March 21, 2008

California desert omitted from conservation bill

New Scientist [UK]

A six-million-acre "glitch". That's what US Senator Diane Feinstein called a huge swathe of California desert left out of a major US conservation bill.

The bill, which was passed to the House of Representatives last week, aims to strengthen the National Landscape Conservation System (NLCS). This protects more than 850 parcels of federal land scattered across the American west from urban sprawl, and a thumbs-up from Congress would ensure this protection is permanent.

The bill has been hailed by politicians and conservation groups as analogous to the creation of the National Park Service in 1916, which manages the US network of national parks and monuments.

But some watchdog groups are concerned by the exclusion of a New Hampshire-sized portion of the California Desert Conservation Area, which is covered by NLCS.

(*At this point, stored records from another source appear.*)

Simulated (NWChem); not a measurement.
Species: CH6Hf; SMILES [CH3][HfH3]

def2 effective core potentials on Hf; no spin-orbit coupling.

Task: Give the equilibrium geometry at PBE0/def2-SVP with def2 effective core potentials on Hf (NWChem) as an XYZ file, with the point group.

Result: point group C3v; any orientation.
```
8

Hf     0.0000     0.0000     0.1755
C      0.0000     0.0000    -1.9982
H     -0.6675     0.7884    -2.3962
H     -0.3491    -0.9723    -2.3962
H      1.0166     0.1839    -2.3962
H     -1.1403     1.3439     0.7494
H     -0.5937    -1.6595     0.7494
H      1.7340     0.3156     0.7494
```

The reasons are unclear, says Jeffrey Ruch of Public Employees for Environmental Responsibility in Washington DC. "As best we can tell, omitting the land would allow utilities to build power transmission lines and open it up to energy development," he says.

House bill sponsor Mary Bono Mack has a different story: she points out that wind farms, two military bases and an interstate highway already built on the land make it unsuitable for a single protection scheme.

Feinstein has vowed to include the area in the Senate's version of the bill.